The StyleGAN model family has been widely adopted for face generation and various face editing tasks. To support efficient on-device face generation, we based the design of our generator on StyleGAN. This generator, which we call BlazeStyleGAN, is similar to StyleGAN in that it also contains a mapping network and synthesis network. However, since the synthesis network of StyleGAN is the major contributor to the model’s high computation complexity, we designed and employed a more efficient synthesis network. The improved efficiency and generation quality is achieved by:

  1. Reducing the latent feature dimension in the synthesis network to a quarter of the resolution of the counterpart layers in the teacher StyleGAN,
  2. Designing multiple auxiliary heads to transform the downscaled feature to the image domain to form a coarse-to-fine image pyramid to evaluate the perceptual quality of the reconstruction, and
  3. Skipping all but the final auxiliary head at inference time.

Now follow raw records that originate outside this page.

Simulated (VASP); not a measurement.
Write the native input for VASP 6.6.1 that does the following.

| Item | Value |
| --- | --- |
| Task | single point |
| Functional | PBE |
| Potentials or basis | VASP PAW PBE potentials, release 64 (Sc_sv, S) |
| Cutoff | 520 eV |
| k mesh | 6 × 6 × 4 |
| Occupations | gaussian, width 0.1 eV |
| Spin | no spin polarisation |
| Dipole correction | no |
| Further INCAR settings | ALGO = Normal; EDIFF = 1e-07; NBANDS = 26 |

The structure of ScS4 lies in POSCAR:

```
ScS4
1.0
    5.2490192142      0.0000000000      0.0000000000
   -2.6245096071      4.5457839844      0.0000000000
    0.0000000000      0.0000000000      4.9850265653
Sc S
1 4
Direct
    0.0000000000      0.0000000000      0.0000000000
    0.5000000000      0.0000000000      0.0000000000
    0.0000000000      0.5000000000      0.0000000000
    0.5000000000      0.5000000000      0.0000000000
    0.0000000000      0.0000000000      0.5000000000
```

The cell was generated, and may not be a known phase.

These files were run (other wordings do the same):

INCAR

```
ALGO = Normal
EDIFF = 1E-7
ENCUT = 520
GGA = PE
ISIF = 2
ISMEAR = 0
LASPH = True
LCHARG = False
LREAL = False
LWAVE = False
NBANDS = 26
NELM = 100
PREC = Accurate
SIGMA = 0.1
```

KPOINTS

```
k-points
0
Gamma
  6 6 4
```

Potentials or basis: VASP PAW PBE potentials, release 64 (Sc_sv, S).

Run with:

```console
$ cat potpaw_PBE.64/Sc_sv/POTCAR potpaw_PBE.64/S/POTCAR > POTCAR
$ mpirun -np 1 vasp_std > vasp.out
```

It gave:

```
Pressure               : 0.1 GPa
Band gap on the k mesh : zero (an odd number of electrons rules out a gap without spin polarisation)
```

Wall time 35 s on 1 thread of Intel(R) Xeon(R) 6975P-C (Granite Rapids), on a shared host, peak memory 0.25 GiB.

With the newly designed architecture, we train the BlazeStyleGAN model by distilling it from a teacher StyleGAN model. We use a multi-scale perceptual loss and adversarial loss in the distillation to transfer the high fidelity generation capability from the teacher model to the student BlazeStyleGAN model and also to mitigate the artifacts from the teacher model.

More details of the model architecture and training scheme can be found in our paper.

Visual comparison between face samples generated by StyleGAN and BlazeStyleGAN. The images on the first row are generated by the teacher StyleGAN. The images on the second row are generated by the student BlazeStyleGAN. The face generated by BlazeStyleGAN has similar visual quality to the image generated by the teacher model. Some results demonstrate the student BlazeStyleGAN suppresses the artifacts from the teacher model in the distillation.

In the above figure, we demonstrate some sample results of our BlazeStyleGAN. By comparing with the face image generated by the teacher StyleGAN model (top row), the images generated by the student BlazeStyleGAN (bottom row) maintain high visual quality and further reduce artifacts produced by the teacher due to the loss function design in our distillation.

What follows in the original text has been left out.